One of the best shots in “A Matter of Life and Death” is a deep focus image of Peter Carter (David Niven) sleeping in a chair while through a window we can clearly see his girlfriend June (Kim Hunter) and his doctor Frank Reeves (Roger Livesay) playing an innocent game of table tennis. The shot has a visual poetry and at once takes place in two distinct worlds.
Such is the nature of “A Matter of Life and Death,” a deep, profound, intelligent and thought provoking film on fate vs. free will that, unlike many films with similar themes, is blissfully playful and fun.
On the new critics’ Sight and Sound Poll, “A Matter of Life and Death” is tied for 90th place, the highest of any Powell and Pressburger film and just ahead of a movie with a similar subject but a very different tone, “The Seventh Seal.”
We meet Peter Carter mid-air on a crashing bomber plane during World War II, and just before he jumps out of the burning plane with no parachute, he spends his last few minutes talking to the on-the-ground operative June, quickly showing himself to be a man with poetry and love in his heart to a woman who can’t help but show compassion and concern.

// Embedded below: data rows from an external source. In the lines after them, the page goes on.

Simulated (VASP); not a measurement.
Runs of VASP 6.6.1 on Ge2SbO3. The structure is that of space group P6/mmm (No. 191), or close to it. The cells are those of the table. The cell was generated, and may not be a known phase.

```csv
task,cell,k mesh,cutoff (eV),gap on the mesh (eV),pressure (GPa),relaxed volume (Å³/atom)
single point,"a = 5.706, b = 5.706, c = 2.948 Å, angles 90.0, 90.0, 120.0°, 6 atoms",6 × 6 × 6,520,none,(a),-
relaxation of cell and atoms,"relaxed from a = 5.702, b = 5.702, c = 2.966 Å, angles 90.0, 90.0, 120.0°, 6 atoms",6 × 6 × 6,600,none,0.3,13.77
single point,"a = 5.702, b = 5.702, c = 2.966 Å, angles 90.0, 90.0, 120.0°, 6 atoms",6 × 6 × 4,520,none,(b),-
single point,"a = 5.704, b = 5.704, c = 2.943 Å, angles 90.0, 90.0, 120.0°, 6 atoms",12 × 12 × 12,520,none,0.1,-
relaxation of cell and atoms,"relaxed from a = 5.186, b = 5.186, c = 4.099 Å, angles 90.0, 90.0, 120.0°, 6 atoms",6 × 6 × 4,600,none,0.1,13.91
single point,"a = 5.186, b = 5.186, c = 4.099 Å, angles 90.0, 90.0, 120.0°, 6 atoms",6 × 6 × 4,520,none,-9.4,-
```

The film switches to black and white, and we’re in a pristine, geometrically perfect place we quickly realize is heaven. Soldiers come up an escalator with expressions of insouciance as they explain their death, forlornness as one plays a harmonica coming up the stairs, confusion as one soldier searches this place aimlessly, and excitement as a flock of soldiers run upstairs together and start flirting with the angel secretary. It turns out that Peter was supposed to show up here, but his grim reaper, a French fop who blames the silly English weather and fog, caused him to miss. (“Sorry. I… lost my head”) But now that he’s fallen in love with June and has survived, he feels entitled to keep a hold of his life and appeals to the high court of heaven that love should supersede the law of death.
It’s a wonderful story that works like a charm, and its made all the more delightful by its vibrant visual palette. The Technicolor in Powell and Pressburger movies (see: “The Red Shoes”) always seems to pop more than even most films today, and here the look is used to depict Heaven as the sterile, ordered universe and Earth as the otherworldly place of love, magic and possibility. “One is starved for Technicolor up there,” says the grim reaper in a gem of a fourth wall breaking moment.
Powell’s camera and Pressburger’s editing have a sort of visual poetry and musical quality. Watch a scene where Doctor Reeves has built a lens to overlook the town. The room is completely dark and the scene is lit such that dogs and people pop in front of a blackened infinity backdrop. The scene’s unnatural aesthetic even lends the next shot framed inside a doorway a sort of storybook quality. It’s all quite lovely.
Unfortunately I became somewhat disenchanted with the ending. Doctor Reeves serves as Peter’s counsel in a court case on his life, and the film transforms into something about culture rather than fate or human nature. A patriot American killed in 1775 leads the charge on Peter and all the British, and it feels dated with antiquated ideas about American idealism and wartime romance. It has to confirm to us that it is possible that a Brit and an American could in fact fall in love under such circumstances, and then it has to remind us that America is a melting pot. The jury selected is a group of worldly people who all have prejudices to England (although ask all of them what they think of America today), and they’re replaced with American counterparts portrayed by the same actors.
Even the end loses some of its poetic elegance. While standing on the giant stairway to heaven (the film’s new title), which is one of the finest sets constructed in Old Hollywood, the film spends so much time waxing on and on about the ideas of love and not about the guiding principles that opened the film.
Regardless, it’s a delightful film of great joy and visual splendor.